CoRE Team Interview - Questions with Ewelina
We talk with CoRE's Events, Communications & Alumni Manager, Ewelina, about her story through the CoRE program and why she has come back to help the foundation.
What is your role in the CoRE Learning Foundation team?
I’m part of the marketing, events and alumni group as the Events, Communications & Alumni Manager.
Why did you feel inspired to join?
It had been quite some time since finishing high school and graduating from uni when Suzy reached out (though we had always stayed in touch and I up to date with her efforts thanks to social media) regarding growing the CoRE group and asked whether I’d like to join. I had always been inspired by Suzy as my Earth and Environmental teacher in my final high school years, and not only took a great interest in the subject, yet even more so by the passion, enthusiasm and belief Suzy always has in her students and as well as colleagues. It was easy to say ‘yes’ to CoRE as I knew getting to collaborate with Suzy again would be great; being able to help and support her in this, (hopefully) as much as she has helped me develop as a life-long learner and person.
As one of the first alumni of the CoRE teaching philosophy and program, how has what you learned brought you to where you are today?

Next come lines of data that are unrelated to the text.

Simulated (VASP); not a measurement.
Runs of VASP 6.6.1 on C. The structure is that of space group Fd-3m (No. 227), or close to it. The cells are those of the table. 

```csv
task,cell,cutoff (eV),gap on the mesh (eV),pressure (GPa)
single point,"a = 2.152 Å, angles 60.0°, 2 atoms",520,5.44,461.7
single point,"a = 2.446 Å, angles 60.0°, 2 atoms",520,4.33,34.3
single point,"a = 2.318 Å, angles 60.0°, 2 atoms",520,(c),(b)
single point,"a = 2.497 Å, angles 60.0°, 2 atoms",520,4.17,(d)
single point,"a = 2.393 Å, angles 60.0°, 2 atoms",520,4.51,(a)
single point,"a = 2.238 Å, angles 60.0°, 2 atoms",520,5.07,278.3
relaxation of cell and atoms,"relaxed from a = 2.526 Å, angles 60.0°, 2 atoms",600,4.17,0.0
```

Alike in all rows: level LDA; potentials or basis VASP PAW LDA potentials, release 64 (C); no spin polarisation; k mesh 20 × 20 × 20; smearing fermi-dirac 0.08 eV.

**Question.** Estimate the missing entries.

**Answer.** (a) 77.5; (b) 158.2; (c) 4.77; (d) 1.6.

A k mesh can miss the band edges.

Aside from the keen interest in Earth science, geology and the sciences in general, from Suzy through the early years of what we now call CoRE, I learned that no matter what you choose to pursue in life it is up to you to develop personal strength, courage and self-believe in the ability to find confidence within you. Suzy was then and continues to be a great educator, but more importantly a dedicated person to bringing out the best in people, to help us realise our potential and go after what we want and see our reflection to be that of a capable individual. To be taught by such a force of encouragement is something that you may realise in those moments, yet only truly appreciate later on when you see yourself applying what you’ve learnt; and this goes beyond standard classroom textbooks.
What is a fond memory you have from your time as a CoRE student?
There were many, such as in-class experiments where we had to use our imagination and yes - even writing reports on our findings. One of my fondest memories is our international fieldtrip in year 12, when I couldn’t believe one of my childhood dreams of going to Hawaii really came true (believed it only when we landed in Honolulu and the air smelled different, the warm tropical breeze wafting through the airport doors, which was only the beginning to the trip of a lifetime). That fieldtrip was truly magical, and the journey didn’t stop there, as we also travelled to New Zealand which was (literally) a breath of fresh air; until we crossed a small part of the ocean and arrived in what felt like the crust of another planet, covered with yellow sulphuric vents and bubbling lakes of volcanic concoctions – as we had arrived at the strato-volcanic island of Whakaari. I can hardly believe that was 7 years ago.
Did your CoRE learning experience help you reach any big accomplishments?
I’m sure you can consider approaching life experiences with a curious eye and a keen spirit to life-long learning as an accomplishment. It never allows you to settle and think “I’ve made it now – there’s nothing more to do”. Thanks to CoRE and Suzy’s mentorship, I’ll never look at a rock the same way again, and continue to appreciate the efforts it takes to awaken your inner self-believe – just as Suzy is inspiring the next generations of youngsters to do.
2020 is the CoRE Learning Foundation’s 10-year anniversary. Where do you see CoRE in the next 10 years?
Through the looking glass I’d like to believe CoRE will not only be integrated in educational forums and teaching curriculums, yet will be a national standard of how we teach our kids – they are the future, and it is our responsibility now (there’s not better time than the present) to pass on our teachings to ensure they have the right foundation to help them build the future we want in the world. CoRE is the vessel to realisation that the way people learn best, as they have for hundreds if not thousands of years, is through experiences, touch, smell, hearing – through all our senses that are found in the ‘real world’, and not inside a textbook; which bleaks to be second-hand knowledge and less relatable if we don’t provide opportunities to experience things for ourselves; to truly embody what we learn, are captivated by and want to develop our understanding of.
What #therealclassroom means to you:
“I believe that education should go beyond the classroom, and focus on students' engagement and the change they can make in the real world for a better future."